Published May 11, 2016

WASHINGTON -- Early in his tenure as director of national intelligence, James Clapper could sometimes be heard complaining "I'm too old for this [expletive]!" He has now served almost six years as America's top intelligence official, and when I asked him this week how much longer he would be in harness, he consulted his calendar and answered with relief, "265 days!"

Clapper, 75, has worked in intelligence for 53 years, starting when he joined the Air Force in 1963. He's a crusty, sometimes cranky veteran of the ingrown spy world, and he has a perspective that's probably unmatched in Washington. He offered some surprisingly candid comments -- starting with a frank endorsement of President Obama's view that the U.S. can't unilaterally fix the Middle East.

Given Clapper's view that intelligence services must cooperate against terrorism, a small breakthrough seems to have taken place in mid-April when Clapper met with some European intelligence chiefs near Ramstein Air Base in Germany to discuss better sharing of intelligence. The meeting was requested by the White House but it hasn't been publicized.
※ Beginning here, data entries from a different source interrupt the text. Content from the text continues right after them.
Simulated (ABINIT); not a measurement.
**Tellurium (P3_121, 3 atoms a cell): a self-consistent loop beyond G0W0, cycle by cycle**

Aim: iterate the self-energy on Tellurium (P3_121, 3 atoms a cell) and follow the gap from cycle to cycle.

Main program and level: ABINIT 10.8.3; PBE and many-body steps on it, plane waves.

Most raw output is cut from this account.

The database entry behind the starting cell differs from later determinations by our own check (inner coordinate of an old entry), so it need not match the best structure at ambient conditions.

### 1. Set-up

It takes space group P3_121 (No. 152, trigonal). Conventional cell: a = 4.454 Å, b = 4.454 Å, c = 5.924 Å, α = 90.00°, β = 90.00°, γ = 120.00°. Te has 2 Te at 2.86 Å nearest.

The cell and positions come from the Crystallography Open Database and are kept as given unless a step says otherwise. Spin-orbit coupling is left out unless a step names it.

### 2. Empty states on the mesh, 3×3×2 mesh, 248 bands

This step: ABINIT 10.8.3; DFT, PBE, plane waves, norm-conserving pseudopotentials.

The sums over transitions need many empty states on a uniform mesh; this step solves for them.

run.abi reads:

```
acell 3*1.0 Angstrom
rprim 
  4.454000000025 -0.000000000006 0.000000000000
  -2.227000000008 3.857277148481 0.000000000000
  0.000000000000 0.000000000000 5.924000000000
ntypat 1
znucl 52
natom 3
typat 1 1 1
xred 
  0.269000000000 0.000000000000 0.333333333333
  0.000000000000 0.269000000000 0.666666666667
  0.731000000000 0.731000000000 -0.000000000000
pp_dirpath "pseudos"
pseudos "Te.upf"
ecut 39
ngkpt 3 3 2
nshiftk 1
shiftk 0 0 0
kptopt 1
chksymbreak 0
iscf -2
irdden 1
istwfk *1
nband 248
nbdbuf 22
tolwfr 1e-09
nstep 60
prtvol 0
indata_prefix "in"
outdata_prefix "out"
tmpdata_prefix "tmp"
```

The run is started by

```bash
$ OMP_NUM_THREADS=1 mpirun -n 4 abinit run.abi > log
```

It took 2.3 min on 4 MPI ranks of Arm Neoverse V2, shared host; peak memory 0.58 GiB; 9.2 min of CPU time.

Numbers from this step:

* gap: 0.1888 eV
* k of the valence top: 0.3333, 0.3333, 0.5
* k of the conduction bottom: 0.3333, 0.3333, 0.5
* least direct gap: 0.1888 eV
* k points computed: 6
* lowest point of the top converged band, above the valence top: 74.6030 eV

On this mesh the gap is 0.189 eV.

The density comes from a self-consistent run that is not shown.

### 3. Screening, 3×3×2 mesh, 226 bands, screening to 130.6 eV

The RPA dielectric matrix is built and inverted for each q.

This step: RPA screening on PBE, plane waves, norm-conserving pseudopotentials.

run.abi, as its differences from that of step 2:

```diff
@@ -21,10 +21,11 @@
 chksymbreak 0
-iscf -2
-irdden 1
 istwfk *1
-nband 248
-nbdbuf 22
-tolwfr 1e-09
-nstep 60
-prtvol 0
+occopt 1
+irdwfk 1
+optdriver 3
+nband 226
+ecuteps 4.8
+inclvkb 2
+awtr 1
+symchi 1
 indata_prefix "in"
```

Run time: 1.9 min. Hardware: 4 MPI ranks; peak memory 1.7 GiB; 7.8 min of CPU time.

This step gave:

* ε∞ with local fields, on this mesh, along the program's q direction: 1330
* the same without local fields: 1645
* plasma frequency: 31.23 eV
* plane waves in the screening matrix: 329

"We are on the same page, and we should do everything we can to improve intelligence coordination and information sharing, within the limits of our legal framework," said Peter Wittig, German ambassador to Washington, confirming the meeting.

The terrorist threat has shadowed Clapper's tenure. He admitted in a September 2014 interview that the U.S. had "underestimated" the Islamic State. He isn't making that mistake now. He says the U.S. is slowly "degrading" the extremists, but probably won't capture the Islamic State's key Iraqi stronghold this year, and faces a long-term struggle that will last "decades."

"They've lost a lot of territory," he told me Monday. "We're killing a lot of their fighters. We will retake Mosul, but it will take a long time, and be very messy. I don't see that happening in this administration."

Even after the extremists are defeated in Iraq and Syria, the problem will persist. "We'll be in a perpetual state of suppression for a long time," he warned.


"I don't have an answer," Clapper said frankly. "The U.S. can't fix it. The fundamental issues they have -- the large population bulge of disaffected young males, ungoverned spaces, economic challenges, and the availability of weapons -- won't go away for a long time." He said at another point: "Somehow the expectation is that we can find the silver needle, and we'll create 'the city on a hill.'" That's not realistic, he cautioned, because the problem is so complex.

I asked Clapper whether he shared Obama's view, as expressed in Jeffrey Goldberg's article in The Atlantic, that America doesn't need the Middle East economically as it once did, that it can't solve the region's problems and that, in trying, the U.S. would harm its interests elsewhere. "I'm there," says Clapper, endorsing Obama's basic pessimism. But he explained: "I don't think the U.S. can just leave town. Things happen around the world when U.S. leadership is absent. We have to be present -- to facilitate, broker, and sometimes provide the force."

Clapper said the U.S. still can't be certain how much harm was done to intelligence collection by the revelations of disaffected NSA staffer Edward Snowden. "We've been very conservative in the damage assessment. Overall, there's a lot," Clapper said, noting that the Snowden disclosures made terror groups "very security conscious" and speeded the move to unbreakable encryption of data. And he said the Snowden revelations may not have ended: "The assumption is that there are a lot more documents out there in escrow [to be revealed] at a time of his choosing."

Clapper had just returned from a trip to Asia, where he said he's had "tense exchanges" with Chinese officials about their militarization of the South China Sea. He predicted that China would declare an "air defense identification zone" soon in that area, and said "they're already moving in that direction,"

Asked what he had achieved in his six years as director of national intelligence, Clapper cited his basic mission of coordinating the 17 agencies that work under him. "The reason this position was created was to provide integration in the intelligence community. We're better than we were."

After a career in the spy world, Clapper argues that intelligence issues are basically simple, it's the politics surrounding them that are complicated. "I can't wait to get back to simplicity," he says, his eye on that calendar.